After talks in Cairo, the Hamas and Fatah (photo, from bbcimg.co.uk), the party of Palestinian authority president Mahmoud Abbas, both agreed to form an interim government and fix a date for general elections.
For more than four years, the two have been divided, after violence erupted following Hamas’ victory in Palestinian elections in 2006. Since 2007 Hamas is in power in the Gaza Strip and Fatah in the West Bank.
Inspired by uprisings in the Middle East and North Africa, thousands of Palestinians protested in Gaza this month, demanding a reconciliation.
Israel’s reaction was immediate, on Tuesday Israeli prime minister Benjamin Netanyahu told the Palestinian Authority : “There cannot be peace with both [Israel and Hamas] because Hamas wants to destroy Israel and says so openly. It shoots missiles at our cities, it fires anti-tank missiles at our children.

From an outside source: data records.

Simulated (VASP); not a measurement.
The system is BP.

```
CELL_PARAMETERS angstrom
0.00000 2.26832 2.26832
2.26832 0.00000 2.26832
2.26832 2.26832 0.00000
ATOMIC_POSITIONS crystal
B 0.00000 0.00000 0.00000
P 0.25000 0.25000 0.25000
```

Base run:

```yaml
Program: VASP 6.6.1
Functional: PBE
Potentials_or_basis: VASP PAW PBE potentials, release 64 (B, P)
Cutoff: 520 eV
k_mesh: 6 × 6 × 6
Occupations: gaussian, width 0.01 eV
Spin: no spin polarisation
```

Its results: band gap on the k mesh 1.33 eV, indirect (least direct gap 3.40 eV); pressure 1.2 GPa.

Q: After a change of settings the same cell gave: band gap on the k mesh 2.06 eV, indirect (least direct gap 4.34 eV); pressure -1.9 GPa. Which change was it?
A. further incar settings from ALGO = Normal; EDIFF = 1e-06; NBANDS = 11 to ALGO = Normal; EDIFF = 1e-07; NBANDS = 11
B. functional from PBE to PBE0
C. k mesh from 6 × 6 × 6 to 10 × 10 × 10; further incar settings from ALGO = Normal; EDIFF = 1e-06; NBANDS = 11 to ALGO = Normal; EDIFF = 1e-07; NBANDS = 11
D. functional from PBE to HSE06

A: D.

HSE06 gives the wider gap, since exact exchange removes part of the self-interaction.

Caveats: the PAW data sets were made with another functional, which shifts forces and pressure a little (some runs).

“I think that the idea of reconciliation shows the weakness of the Palestinian Authority and raises the question whether Hamas will take over Judea and Samaria [the West Bank] as it has taken over the Gaza Strip.”
He added : “I hope the Palestinian Authority will make the right choice – peace with Israel.”
In the past four years Hamas has carried out bombings and rocket attacks against Israel, and refused to recognise its right to exist.
US National Security Council spokesman Tommy Vietor said: “The United States supports Palestinian reconciliation on terms which promote the cause of peace.
“Hamas, however, is a terrorist organisation which targets civilians. To play a constructive role in achieving peace, any Palestinian government must… renounce violence, abide by past agreements, and recognise Israel’s right to exist.”
The deal was hammered out during a meeting in the Egyptian capital. From Cairo, Tahir al-Nounou, a Hamas government spokesman, said all disagreements had been overcome.
He told the BBC: “Hamas and Fatah have signed in principle a reconciliation deal in Cairo.
“The final signing will be in a week from now. Cairo will invite Mahmoud Abbas and [Hamas leader] Khaled Meshaal, and representatives from all Palestinian factions, to attend the signing.”
About Israel’s reaction to the deal, he said that Israel was “not concerned with Palestinian reconciliation and has been an impediment to it in the past”.
Fatah delegation head Azzam al-Ahmad said: “We have agreed to form a government composed of independent figures that would start preparing for presidential and parliamentary elections.
“Elections would be held in about eight months from now.”.